As the recovered partner of a former sex addict and intimacy anorexic I was taught at the beginning of the healing process to ensure I had boundaries. I had no idea what that meant then, and sometimes I still question how this works! Boundaries can be hard to pin down. We weren’t taught this outright. And often times women allow others to violate their boundaries in order to keep the peace or because they stuffed their gut feelings.
Let me explain how boundaries work, what they’re for and what they’re not for.
A boundary is there to protect you/your heart and is not intended to be used to control anyone or change them. If they happen to change as a result of your boundary then that is great.

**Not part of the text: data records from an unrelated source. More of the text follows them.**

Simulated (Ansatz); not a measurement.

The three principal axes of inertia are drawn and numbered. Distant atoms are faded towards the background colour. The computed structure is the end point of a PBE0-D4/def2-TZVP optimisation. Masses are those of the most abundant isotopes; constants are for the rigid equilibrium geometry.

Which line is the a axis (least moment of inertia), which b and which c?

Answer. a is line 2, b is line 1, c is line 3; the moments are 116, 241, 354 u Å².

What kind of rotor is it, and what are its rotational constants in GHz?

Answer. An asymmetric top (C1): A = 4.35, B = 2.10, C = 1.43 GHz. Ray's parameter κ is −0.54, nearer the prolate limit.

A boundary is basically a line you draw “in the sand. There is a natural order to establishing boundaries:
- Identify the boundary
- Identify the action you will take when a boundary is violated
- Enforce the boundary
- Give yourself a consequence if you don’t enforce your own boundary
- Be accountable to someone for your boundaries
No two couples are alike and living with a sex addict or recovering from an affair can be challenging to have and enforce boundaries. You must be fully committed to a boundary in order to be successful in introducing it to your spouse.
Example: look me in the eye when speaking to me
A boundary is not a boundary if it is not enforced. Here you need to be careful as boundaries are not a way to complain, blame and not change yourself.
Example: when you don’t look me in the eye when we are speaking, I will go for a one hour drive alone.
Remember, once a boundary is established, it will be tested. If a boundary is not enforced it is just a threat and the violator will just keep on his way since he has been threatened before with no follow through on your part. Enforcing is the hardest part of making and maintaining a boundary. Enforcing consequences on a consistent basis WILL protect you and eventually change behaviour.
Example: If every time an addict throws something at you, and he has to go to the police station or jail, eventually the throwing will stop.
If you respect yourself, they will respect you.
You are worthy of having boundaries, but often may not feel so under the addict’s manipulative ploys to keep things the way they’ve always been (his way).
Example: If I don’t leave and go for a one hour drive alone when he doesn’t look me in the eye, I will not be allowed to have coffee the rest of the week.
This will help you change your own behaviour and rebuild your self-esteem and self-worth.
Developing boundaries is a process and not black and white. We must look at our relationship to see which boundaries need to be implemented now so that we build our confidence in the beginning stages.
The best way to start is with a boundary you have enough desire to see through until it is achieved. Start with just one. The heat may go up momentarily. Be ready to be called “codependent” or “controlling” or see some other way the violator may display himself as a victim.
Stick to your guns and when you’re ready, introduce a new boundary. Go through this same process and use me, your coach, and support system to help you through it.
You are worth a relationship with healthy boundaries.
Leave a comment on how or what boundaries have worked for you.
Blessings,
Jen
Adapted from Partners Recovery Guide by Dr. Doug Weiss
Margaret Stone
Very insightful article about setting boundaries and it is so true that the boundaries we set will be tested…maybe more than once. Following through with my boundaries is one of my biggest challenges. Plus, I always have to question myself when setting a boundary with my husband to make sure I am not disguising an attempt to control him or his sex addiction under the guise of a setting a “boundary.”
Thank you for a though-provoking article!